Mon Bazou Review – Canadian Car-Life Sim with Maple Syrup & Street Racing
Take a rusty beater through Quebec’s weirdest economy: chop wood, brew maple syrup, grow a side hustle and tune your ride for street races. Mon Bazou is a chill, sometimes grindy, car-sim that scratches the My Summer Car itch — but with poutine.
Mon Bazou caught my eye because it marries car mechanics with cottage-industry hustle and weirdly charming Québécois vibes. If you liked My Summer Car but wanted something less punishing and more… Canadian, this one’s for you.

You start with a sad, rusty beater and the game lets you transform it by buying parts, turning wrenches yourself and scavenging a scrapyard for bargains. The core loop mixes hands‑on vehicle work (bolts, tools, swaps) with multiple income streams: selling firewood, running a maple‑syrup shack, pizza deliveries and even a small cannabis operation. There are other driveables too — a truck, an ATV and even a boat — plus trailers for hauling goods. The painting system is impressively flexible (RGB/hex), so you can make ridiculous colour combos, and there’s a full motorsport complex with oval, drag and track events for wagers and bragging rights. NPCs are named and very Canadian, offering quests, rewards and funny dialogue that give the town personality. It’s more forgiving than hardcore sims like My Summer Car: you won’t need a degree in torque to get anywhere, which makes it way more approachable. That said, it’s still grindy — progression rewards patience — and players report occasional bugs, crashes and performance hiccups on weaker laptops. Racing AI can feel pushy and the map text being in Québécois French sometimes confuses players. For a mostly solo dev project, the scope is impressive and the update cadence (slow but meaningful) keeps things fresh.

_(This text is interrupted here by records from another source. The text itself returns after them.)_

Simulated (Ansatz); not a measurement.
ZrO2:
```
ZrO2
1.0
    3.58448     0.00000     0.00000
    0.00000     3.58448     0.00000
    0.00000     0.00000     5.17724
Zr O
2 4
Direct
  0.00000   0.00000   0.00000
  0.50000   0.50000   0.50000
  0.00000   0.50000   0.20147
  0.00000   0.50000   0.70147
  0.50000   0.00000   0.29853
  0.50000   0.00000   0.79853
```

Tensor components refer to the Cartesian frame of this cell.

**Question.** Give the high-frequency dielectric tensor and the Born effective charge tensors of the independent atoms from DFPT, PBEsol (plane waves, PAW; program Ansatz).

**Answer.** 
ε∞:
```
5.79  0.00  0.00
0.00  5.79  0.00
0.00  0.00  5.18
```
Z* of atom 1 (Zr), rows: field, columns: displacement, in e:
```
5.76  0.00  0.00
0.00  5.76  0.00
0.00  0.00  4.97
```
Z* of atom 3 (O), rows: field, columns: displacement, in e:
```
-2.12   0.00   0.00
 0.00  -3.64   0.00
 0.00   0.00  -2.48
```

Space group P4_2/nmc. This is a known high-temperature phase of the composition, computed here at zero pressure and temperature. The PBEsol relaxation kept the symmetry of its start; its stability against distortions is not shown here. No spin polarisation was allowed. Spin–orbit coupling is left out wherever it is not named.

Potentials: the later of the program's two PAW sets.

Mon Bazou is a charming, slightly rough-around-the-edges car‑life sim that rewards tinkering and patience — ideal if you want a cozy, Canadian take on vehicle sims. Grab it on Windows if you like long, laid‑back play sessions and don’t mind the odd bug.







Pros
- Deep, hands‑on car customization — satisfying wrenching and part swaps.
- Unique Canadian vibe: maple syrup, poutine, quirky NPCs and a cozy world.
- More forgiving than My Summer Car while keeping the addictive grind loop.
Cons
- Occasional bugs, crashes and optimization problems on low‑end PCs.
- Can feel grindy and slow early on; racing AI and some design rough edges.
Player Opinion
Players praise the game's vibe, deep customization and the endless hours you can sink into it — many compare it to My Summer Car but easier-going. Common complaints are performance issues on laptops, rare bugs and a grindy progression that demands patience. Fans also repeatedly ask for multiplayer and more truck customization, and they love that a solo dev keeps improving the game.